Something along those lines might be unfolding at the giant Gorgon liquefied natural gas project off the coast of Western Australia – if unsourced media reports are accurate.
According to a Bloomberg report late last week, the company driving Gorgon, Chevron, is thinking about expanding the LNG project by building two gas processing units capable of producing 7.5 million tonnes per annum (MMtpa) of LNG each, rather than the current twin trains at 5MMtpa apiece.
Said quickly, it sounds easy. But as with so many things in life, it’s not as easy as it may seem – even if does make perfectly good sense.
Before dissecting what a 50% increase in LNG capacity at Gorgon might mean, it’s best if The Slug attaches an all-purpose escape clause to this week’s ramble.
For starters, this scribbler has been around long enough to not trust everything he reads in the media.
The Slug’s also has a well-known disquiet about the way Chevron has gone about planning and promoting Gorgon, making all the classic mistakes of a large American company bumbling around in a country that is somewhat more sophisticated than the usual third world places in which it operates.
Other Americans are just as guilty, so the boys and girls and Chevron need not feel too bad about their image. Alcoa has been far guiltier of treating the locals in Australia as country bumpkins.
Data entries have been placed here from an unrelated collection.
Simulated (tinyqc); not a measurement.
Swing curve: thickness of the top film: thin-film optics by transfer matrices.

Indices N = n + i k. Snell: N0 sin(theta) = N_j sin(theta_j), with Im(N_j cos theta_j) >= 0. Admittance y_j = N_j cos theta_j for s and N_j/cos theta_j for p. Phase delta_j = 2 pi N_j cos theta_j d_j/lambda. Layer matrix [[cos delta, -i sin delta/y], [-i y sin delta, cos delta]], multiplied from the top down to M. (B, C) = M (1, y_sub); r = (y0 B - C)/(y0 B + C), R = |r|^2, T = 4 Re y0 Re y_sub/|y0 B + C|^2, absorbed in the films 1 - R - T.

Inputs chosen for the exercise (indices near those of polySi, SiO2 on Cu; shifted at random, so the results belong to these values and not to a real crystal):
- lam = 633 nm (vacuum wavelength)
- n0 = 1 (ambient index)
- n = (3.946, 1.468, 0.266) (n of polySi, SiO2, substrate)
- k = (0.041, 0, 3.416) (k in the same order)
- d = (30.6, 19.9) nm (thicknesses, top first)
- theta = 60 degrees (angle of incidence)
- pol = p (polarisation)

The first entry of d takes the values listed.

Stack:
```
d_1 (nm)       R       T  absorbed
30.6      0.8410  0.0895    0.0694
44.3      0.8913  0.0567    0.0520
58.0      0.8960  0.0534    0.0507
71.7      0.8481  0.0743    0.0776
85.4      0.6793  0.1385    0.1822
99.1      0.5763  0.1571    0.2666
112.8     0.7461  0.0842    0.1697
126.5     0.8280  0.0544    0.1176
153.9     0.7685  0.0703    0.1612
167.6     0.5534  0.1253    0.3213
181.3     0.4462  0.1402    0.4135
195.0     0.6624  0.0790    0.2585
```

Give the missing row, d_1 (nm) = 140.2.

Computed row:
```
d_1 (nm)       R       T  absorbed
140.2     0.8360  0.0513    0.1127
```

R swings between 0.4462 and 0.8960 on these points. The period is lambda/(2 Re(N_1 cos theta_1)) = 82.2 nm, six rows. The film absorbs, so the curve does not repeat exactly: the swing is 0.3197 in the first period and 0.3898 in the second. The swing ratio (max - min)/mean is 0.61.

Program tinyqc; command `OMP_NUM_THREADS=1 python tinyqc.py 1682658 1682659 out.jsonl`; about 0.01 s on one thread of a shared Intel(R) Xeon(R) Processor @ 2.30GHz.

There is something rather sad about the way the country and its corporations have lost touch with the rest of the world. Perhaps it’s all this security stuff they surround themselves with, or perhaps they have never really understood anything more than 100km from home.
Enough of the Yank-bashing and back to the possibility of expanding Gorgon by 50%, which as any tame economist would tell you is all about the miracle known as economies of scale.
Quite simply, this theory says if it costs $15 billion to built a 10MMtpa plant, it will not cost 50% more to go to 15MMtpa, therefore the cost per tonne of LNG will be lower.
So far so good. But now come the tricky bits such as wondering about the government approvals that are in place for Gorgon.
Unless The Slug is badly mistaken, the environmental tick given late last year was for a 10MMtpa project and lifting it to 15MMtpa might lead to an “axe handle” question about whether it’s the same project, with the same environmental footprint?
To be fair, Bloomberg did not name the two Chevron executives who were allegedly chewing the fat over expanding Gorgon. And it didn’t say what part of Chevron they came from, or even what country.
If they were merely two of the great uninformed mass of Americans who wouldn’t know how to even find their way to Australia, then no harm has been done. Just put it down to ignorance.
If it really was two senior Chevron chaps flagging a major change in the project then perhaps we are in for some deep re-thinking, such as correcting the biggest mistake of all, locating the project’s processing plant on the environmentally sensitive Barrow Island.
It will cost more to build a plant on mainland Australia, but it will also solve a lot of Gorgon’s problems – and perhaps, just perhaps, talk of a 50% increase in the project is part of a wider attack on the economies of Gorgon.